There are apparently only seven basic plot archetypes, it is from these that almost every story ever written is derived. Any story you read or watch at the cinema will a combination of one or more of these. The descriptions are taken from the fantastic suite101 website.

* The Quest

The Quest story model revolves around a central protagonist striving to meet an all important and often far off goal. The hero cannot rest until this task has been completed. Along this journey the hero will be met with obstacles and forces trying to stop him from achieving his goal.

Examples of the this story model are The Lord of the Rings, Apocalypse Now, Raiders of the Lost Ark.

* Voyage and Return

Much like the Quest, the Voyage and Return story type is based around a journey. In this plot type the hero is transported to another world and then back again. On this journey the protagonist learns things that give him a deeper understanding of himself and the world around him.

Examples of Voyage and Return stories are Alice in Wonderland, Gulliver's Travels, Back to the Future, the Wizard of Oz.

* Rebirth

In the rebirth story type the protagonist is often cast under some dark spell either instigated by himself or an outside force. The heroes liberation can only be achieved through the actions of other good forces. In these story types the redemptive power of love can be a liberating force. What is striking about the Rebirth story type is that the protagonists imprisonment is derived from something from within his own psyche.

Examples of the Rebirth story type are A Christmas Carol, Beauty and the Beast.

* Comedy

Defining the Comedy story archetype is problematic as in modern times the term has come to mean simply anything that is funny. Therefore stories constructed from the other basic plot types have been mistakenly termed comedies.

Aristotle described comedy as showing people to be worse than they are and tragedy as showing people to be greater than they are. In the classic definition of Comedy plots the characters are thrown into a state of confusion, darkness and bewilderment where resolution can only come when these constricting factors have been played out to their extremes.

Comedy examples are All’s Well That Ends Well, When Harry Met Sally, Some Like It Hot.

* Tragedy

In Aristotelian tragedy the central character is an individual (usually of great status) who goes through a series of actions and decisions that unwittingly brings about their own downfall. This downfall is supposed to provoke feelings of pity and fear in the audience and end in a catharsis or what is sometimes called a “purging” of emotion.

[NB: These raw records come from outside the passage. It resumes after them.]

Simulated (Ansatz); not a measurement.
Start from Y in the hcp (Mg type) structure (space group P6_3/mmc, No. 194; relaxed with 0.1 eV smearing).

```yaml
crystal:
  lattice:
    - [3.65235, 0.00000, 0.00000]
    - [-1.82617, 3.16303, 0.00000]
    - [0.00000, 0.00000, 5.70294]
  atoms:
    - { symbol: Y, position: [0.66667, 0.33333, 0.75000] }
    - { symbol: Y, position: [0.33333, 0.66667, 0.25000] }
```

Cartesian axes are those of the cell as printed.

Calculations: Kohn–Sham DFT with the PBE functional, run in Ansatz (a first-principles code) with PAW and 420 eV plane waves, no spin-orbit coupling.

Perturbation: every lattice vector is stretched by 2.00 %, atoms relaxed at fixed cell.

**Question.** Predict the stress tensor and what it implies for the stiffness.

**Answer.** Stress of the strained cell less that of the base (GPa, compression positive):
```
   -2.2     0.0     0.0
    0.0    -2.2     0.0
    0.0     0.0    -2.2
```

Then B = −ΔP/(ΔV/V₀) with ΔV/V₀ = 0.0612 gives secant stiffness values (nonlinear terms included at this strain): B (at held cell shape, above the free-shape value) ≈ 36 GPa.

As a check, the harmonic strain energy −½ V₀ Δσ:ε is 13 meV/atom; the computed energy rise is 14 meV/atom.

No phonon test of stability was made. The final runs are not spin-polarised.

Examples of Tragedy are Hamlet. Carlito’s Way, Macbeth, Oedipus the King.

* Overcoming the Monster

In Overcoming the Monster stories the hero/heroes must overcome a dark evil creature/person/entity that has exerted an evil destructive force over a place, persons or people.

Examples of this plot are The Silence of the Lambs, Dracula, Jaws, Hansel and Gretel.

* Rags to Riches

In Rags to Riches plots the central character is seemingly plucked from nothing to greatness where he/she is very often rich and of immense status. In this story type the hero very often gets quick success which is swiftly taken away from him/her. In order for him/her to return to this “rich” state the protagonist must very often defeat a foe of some kind.

Examples of this story type are Aladdin, Cinderella, Great Expectations.